David: I never really plan what I’m going to play in a set. I never know what I’m going to play next, so I let it roll along by itself.

Folkmama: Last time you performed for us you played more blues than you usually do in a larger band configuration.

David: I have kind of a different repertoire of tunes that I do by myself than what I do with the band. Sometimes it might be more country blues– it’s maybe just a bit more rootsy than the band performances. I might play some fiddle tunes, so things like that as well.

Folkmama: We always like to reach out to the uninitiated– people who may not know your music. So I wonder if you can give us a David Bromberg 101.

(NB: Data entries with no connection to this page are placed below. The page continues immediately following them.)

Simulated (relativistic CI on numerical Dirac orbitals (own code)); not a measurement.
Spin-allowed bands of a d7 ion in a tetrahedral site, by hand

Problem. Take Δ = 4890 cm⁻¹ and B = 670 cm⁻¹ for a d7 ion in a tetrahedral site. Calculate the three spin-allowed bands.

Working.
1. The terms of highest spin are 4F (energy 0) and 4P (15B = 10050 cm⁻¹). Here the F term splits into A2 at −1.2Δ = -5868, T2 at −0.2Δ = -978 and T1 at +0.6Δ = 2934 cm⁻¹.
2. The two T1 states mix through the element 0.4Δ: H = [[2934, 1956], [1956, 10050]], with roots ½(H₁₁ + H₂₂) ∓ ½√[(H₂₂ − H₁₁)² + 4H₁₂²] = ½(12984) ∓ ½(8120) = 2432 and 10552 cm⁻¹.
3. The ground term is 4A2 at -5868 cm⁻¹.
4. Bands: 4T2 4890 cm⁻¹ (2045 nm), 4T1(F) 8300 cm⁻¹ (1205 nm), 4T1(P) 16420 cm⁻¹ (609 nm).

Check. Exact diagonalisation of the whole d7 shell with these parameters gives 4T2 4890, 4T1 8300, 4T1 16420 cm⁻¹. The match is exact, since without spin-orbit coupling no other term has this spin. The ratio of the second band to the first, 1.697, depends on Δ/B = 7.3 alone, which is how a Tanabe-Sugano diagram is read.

David: OK, well… I’ve played with Bob Dylan, I wrote a song with George Harrison, I’ve played with Phoebe Snow, Carly Simon and Tom Paxton.  I recorded with Blood, Sweat and Tears and Rick Derringer. I’m been basically all over the map. I was a studio guitar player for a number of years and I also play Dobro and mandolin on some records. John Prine—I played some mandolin with him as well as guitar. I played with Dr. John quite a bit. I’m on over 150 recordings of other people’s.

Folkmama: How about your career as a solo musician or with one of your own bands?

David: I have a band and we play roots music or Americana as they call it today. We started performing in the 70s. At around 1980 I got burned out because I was performing too much. I didn’t realize it was burn out. I just didn’t feel that I was a musician any more. So I decided to find another way to live my life so I didn’t play again for 22 years. (He pauses) I shouldn’t say I didn’t play again totally; every now and then I’d do something. My career was doing really well at the time though. I mean, you work that much it better be doing well. But I was more interested in keeping my sanity than my career.

Folkmama: And you were living in California then?

David: Yes, that’s right.

Folkmama: I read that you attended a violin school. You learned how to build violins. So how long did that schooling last?

David: Four years, I graduated. I’m technically a violin maker. I found it really fascinating that a person could look at an instrument and by looking at the way its build tell when and where it was built and by whom. And that’s what I wanted to learn. And then I continued to study for quite a few years.  So now people bring me things, they want to know what they are or what they are worth and I can frequently tell them.

Folkmama: So do you build violins at all now?

David: No people bring me things for identification or appraisal. I have a full service violin shop and in the shop I do the appraisals and other people build violins and bows and do repairs. We do everything there.

Folkmama: And that’s in Delaware?

David: In Wilmington, Delaware.

Folkmama: So through the years I’ve listened to your music a lot and I’ve found you to be a great entertainer. You have a lot of really wonderful humor on stage. Is it part of you intent when you play the blues to make it accessible to listeners as a way to preserve it?

David: I play music that I like and I love the blues. I never thought of myself as a conservator, or a museum or anything close to that. This is music I like. And as to the humor, there’s a point where irony and humor intersect. And irony is essential to the blues.

Folkmama: When you play for us in Harrisburg, you’re going to be playing in a very informal setting–at a brew pub.  It’s a neat little venue. Do you enjoy playing in smaller venues?

David: There is something nice about being really close to your audience. It feels a little more interactive. There is something more intimate and conversational about it. But there are times that you like to kick out the jams [in a larger venue]. So it’s good to do both.

Folkmama: Tell me about your new CD “Only Slightly Mad” . I guess it came out just last month.

David: The new CD is the best recording I’ve ever done. It was produced by Larry Campbell. We recorded it at Levon Helm’s barn in Woodstock, NY. Levon was an old friend of mine. Even though Levon was gone, he was all around us when we recorded.

Folkmama: Anything I missed?

David:  The shows—people who see them, enjoy them. It’s just human stuff. It’s real.